The dashboard camera used is set at a Full HD resolution of 1920 × 1080 pixels and runs at 60 frames per second (fps). Full HD resolution is needed to keep the details on small parts such as logo emblems, and 60 fps is needed to keep the image from being blurry due to how fast the vehicle is moving. This is very different from the image characteristics in the CompCars and Standford Cars datasets, which are generally acquired when the vehicle is stationary or parked using an SLR camera with more complete setting options. The use of the dashboard camera also provides five possible key points for each vehicle model that will be recognized. Figure 3 shows examples of the five key points in this dataset, and Table 1 shows detailed statistics of the dataset used in this study.

4. Proposed Method

This section discusses the methodology used to build the proposed method, beginning with a discussion of the numerous theories utilized to rationalize the modifications. Then, all of the modifications made to the proposed method architecture, including the type of layer, the number of neurons, and the activation function, are explained in great depth in the following sections. Finally, the methods for evaluating the proposed method’s performance are explained in detail.

4.1. Single-Task and Multi-Task Learning

In most studies, the proposed artificial neural network is trained using a single task learning (STL) method like the study conducted by [31,32]. This means that if we want to perform another classification task on STL, we then need to develop a new network with a customized output layer to learn the new task. This approach is considered to be less effective, especially if both the new and old tasks use the same input. Therefore, a new approach, namely multi-task learning (MTL), was developed to overcome this inefficiency by using the knowledge from numerous related tasks and improving the generalization performance of all the tasks [33]. This approach also has the capacity for incremental learning, which allows for the subnet of a new task to be added without updating previously learned parameters [34]. Figure 4 shows the main differences between the STL and MTL approaches in terms of network architecture.
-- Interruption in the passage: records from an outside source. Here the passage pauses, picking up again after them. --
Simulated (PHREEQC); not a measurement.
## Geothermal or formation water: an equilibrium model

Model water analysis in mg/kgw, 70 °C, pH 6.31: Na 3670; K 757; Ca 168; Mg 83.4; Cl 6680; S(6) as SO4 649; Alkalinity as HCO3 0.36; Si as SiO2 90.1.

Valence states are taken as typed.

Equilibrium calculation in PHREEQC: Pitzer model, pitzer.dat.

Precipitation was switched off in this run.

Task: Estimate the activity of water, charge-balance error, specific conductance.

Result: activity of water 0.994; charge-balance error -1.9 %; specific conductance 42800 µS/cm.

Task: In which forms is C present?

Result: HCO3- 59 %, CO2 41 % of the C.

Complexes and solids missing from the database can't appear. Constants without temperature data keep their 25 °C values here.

In this study, the MTL approach will be used to classify four vehicle brand classes and ten vehicle model classes. The use of MTL is intended to improve classification performance, especially for the vehicle model classification task in the case of highly similar vehicles. The two tasks are considered closely related because recognizing the vehicle brand can help identify the vehicle model, especially for highly similar vehicles.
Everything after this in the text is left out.